Mr McCLELLAND (11:37 AM) —by leave—I move:

(19) Schedule 1, item 58, page 29 (after line 34), after section 46PO, insert:

46POA Application to Court by special-purpose Commissioner

(1) If a special-purpose Commissioner becomes aware of a breach or attempted breach of:

(a) this Act; or

(b) the Sex Discrimination Act 1984 ; or

(c) the Disability Discrimination Act 1992 ; or

(d) the Racial Discrimination Act 1975 ;

in respect of which a person has not made, and is unlikely to make, a complaint, the special-purpose Commissioner may make an application to the Federal Court, alleging unlawful discrimination by a person or persons.

(2) The Court may appoint a conciliator to inquire into the allegation and attempt to conciliate the matter in accordance with the relevant Act.

(3) The Court may not appoint a particular special-purpose Commissioner as a conciliator in a matter if that special-purpose Commissioner lodged the application in respect of that matter.

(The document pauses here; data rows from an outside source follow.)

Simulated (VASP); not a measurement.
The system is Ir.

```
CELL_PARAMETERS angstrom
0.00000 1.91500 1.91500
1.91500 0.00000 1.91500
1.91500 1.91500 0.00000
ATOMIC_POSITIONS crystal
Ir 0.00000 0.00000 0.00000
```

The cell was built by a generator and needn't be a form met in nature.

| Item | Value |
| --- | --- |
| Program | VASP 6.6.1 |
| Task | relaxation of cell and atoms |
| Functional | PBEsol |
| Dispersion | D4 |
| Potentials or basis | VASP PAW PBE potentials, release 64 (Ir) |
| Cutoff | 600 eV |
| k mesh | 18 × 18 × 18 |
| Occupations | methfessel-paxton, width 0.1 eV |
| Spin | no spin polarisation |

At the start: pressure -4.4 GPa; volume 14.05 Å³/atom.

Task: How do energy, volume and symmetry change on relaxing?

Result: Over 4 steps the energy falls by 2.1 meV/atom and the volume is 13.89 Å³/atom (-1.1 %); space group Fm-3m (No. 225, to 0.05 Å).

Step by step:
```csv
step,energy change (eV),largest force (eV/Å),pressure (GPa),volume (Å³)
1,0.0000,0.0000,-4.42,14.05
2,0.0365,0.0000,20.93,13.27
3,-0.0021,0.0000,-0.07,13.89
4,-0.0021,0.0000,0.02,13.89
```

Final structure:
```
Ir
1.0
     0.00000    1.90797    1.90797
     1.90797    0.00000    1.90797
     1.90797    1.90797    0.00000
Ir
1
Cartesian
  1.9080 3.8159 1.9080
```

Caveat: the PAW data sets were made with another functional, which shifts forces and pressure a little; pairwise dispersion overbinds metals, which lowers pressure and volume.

(4) If the matter is not resolved by conciliation, the special-purpose Commissioner who made the application, or the conciliator appointed by the Court, may apply to the Court for a hearing of the matter.

(5) If the Court is satisfied that there has been unlawful discrimination by any respondent, the Court may make such orders (including a declaration of right) as it thinks fit, including any of the orders mentioned in subsection 46PO(4) or any order to a similar effect.

(6) In this section, special-purpose Commissioner has the same meaning as in section 46PV.

(20) Schedule 1, item 58, page 30 (line 29), omit "or legal forms", substitute, "legal forms or the rules of evidence".

(23) Schedule 1, item 58, page 34 (lines 10 to 13), omit the definition of discriminatory act under an award , substitute:

discriminatory act under an award means an act that would be unlawful under Part II of:

(a) the Sex Discrimination Act 1984 ; or

(b) the Disability Discrimination Act 1992 ; or

(c) the Racial Discrimination Act 1975 ;

except for the fact that the act was done in direct compliance with an award.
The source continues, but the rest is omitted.